1

I initially wrote a perfectly working C code for converting a positive integer (say 12345) to a string (i.e. "12345") and print it. The logic is simple: extracting the digits of the integer one-by-one by taking modulo 10 and reducing the integer by a factor of 10 each time (this occurs in the itos() function). The final string needs to hold the extracted digits in reverse order so as to match the original integer (cf. reverse() function).

#include <stdio.h>
#include <string.h>

char *reverse (char *s);
char *itos (int n);

int
main ()
{
  int n = 12345;
  char *s = itos (n);
  printf ("%s", s);
  return 1;
}

char *
itos (int n)
{
  int d = 0;
  char s[100];
  int i = 0;
  do
    {
      d = n % 10;
      s[i] = (d + '0');
      n = n / 10;
      i++;
    } while (n != 0);
  s[i] = '\0';
  return reverse(s);
}

char *
reverse (char *s)
{
  int i = 0;
  int j = strlen (s) - 1;
  char temp;
  while (i < j)
    {
      temp = s[i];
      s[i] = s[j];
      s[j] = temp;
      i++;
      j--;
    }
  return s;
}

You may compile it here. This works perfectly fine, but something strange happens if I return s instead of reverse(s) from the char* itos() function. That is:

#include <stdio.h>
#include <string.h>

char *itos (int n);

int
main ()
{
  int n = 12345;
  char *s = itos (n);
  printf ("%s", s);
  return 1;
}

char *
itos (int n)
{
  int d = 0;
  char s[100];
  int i = 0;
  do
    {
      d = n % 10;
      s[i] = (d + '0');
      n = n / 10;
      i++;
    } while (n != 0);
  s[i] = '\0';
  return s;
}

I'd have expected it to simply print the string "54321" instead of "12345". However, in the output screen, I simply get a (null). There might be a logical error in the char* itos() function, as in I might have done some illegal pointer operation, but I can't really locate the source of error.

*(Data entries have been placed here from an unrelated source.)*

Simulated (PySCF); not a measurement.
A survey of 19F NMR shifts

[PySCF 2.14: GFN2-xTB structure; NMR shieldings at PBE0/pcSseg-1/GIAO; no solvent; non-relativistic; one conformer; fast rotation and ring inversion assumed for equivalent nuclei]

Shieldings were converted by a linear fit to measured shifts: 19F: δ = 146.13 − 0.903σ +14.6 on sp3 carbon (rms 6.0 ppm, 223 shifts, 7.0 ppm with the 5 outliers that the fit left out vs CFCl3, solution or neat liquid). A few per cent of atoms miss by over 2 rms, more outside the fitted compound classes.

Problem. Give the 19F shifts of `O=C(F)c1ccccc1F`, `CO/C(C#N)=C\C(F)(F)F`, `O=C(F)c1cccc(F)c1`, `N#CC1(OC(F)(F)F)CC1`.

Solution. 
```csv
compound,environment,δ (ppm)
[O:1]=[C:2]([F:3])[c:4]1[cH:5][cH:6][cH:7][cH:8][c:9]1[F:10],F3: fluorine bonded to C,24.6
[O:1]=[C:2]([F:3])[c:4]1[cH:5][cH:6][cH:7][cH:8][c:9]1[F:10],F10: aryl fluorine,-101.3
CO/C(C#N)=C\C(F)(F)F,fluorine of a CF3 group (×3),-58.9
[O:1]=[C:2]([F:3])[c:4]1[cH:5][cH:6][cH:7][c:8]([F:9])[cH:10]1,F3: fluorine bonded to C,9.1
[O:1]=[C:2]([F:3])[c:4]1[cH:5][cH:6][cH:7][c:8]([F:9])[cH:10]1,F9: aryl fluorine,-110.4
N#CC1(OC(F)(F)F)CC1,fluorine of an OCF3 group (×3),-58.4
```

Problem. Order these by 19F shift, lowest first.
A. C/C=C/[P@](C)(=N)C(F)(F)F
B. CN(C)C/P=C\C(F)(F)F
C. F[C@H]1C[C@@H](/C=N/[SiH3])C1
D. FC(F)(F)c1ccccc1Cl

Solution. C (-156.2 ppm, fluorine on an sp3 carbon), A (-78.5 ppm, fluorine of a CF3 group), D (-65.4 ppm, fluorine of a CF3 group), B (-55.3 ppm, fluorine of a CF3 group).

I did try debugging by inserting print statements in several parts of the code. What I noticed is if I print the string s within the itos() function just before the return statement then it works fine and prints the string "54321". However, the print statement in the main() function still outputs a (null), which probably implies that there is some mismanagement of memory when the itos() function returns a character pointer to the main() function. Could someone please clarify?

  • 2
    The both programs have undefined behavior because the functions return pointers to a local array. – Vlad from Moscow Aug 20 '19 at 14:05
  • @VladfromMoscow Interesting, I didn't know that limitation! So, would defining a *global* character array be the way to go, or is there a better alternative which you would suggest? –  Aug 20 '19 at 14:07
  • 1
    @Blue You should pass the arrays as parameters to the function and allocate them on the caller side. This is very basic stuff best answered by a good beginner-level book. – Lundin Aug 20 '19 at 14:13

2 Answers2

3

Inside function itos you declared the variable s which is an array of 100 chars. This array is allocated somewhere after the start of the function and deallocated just before the function returns to its caller.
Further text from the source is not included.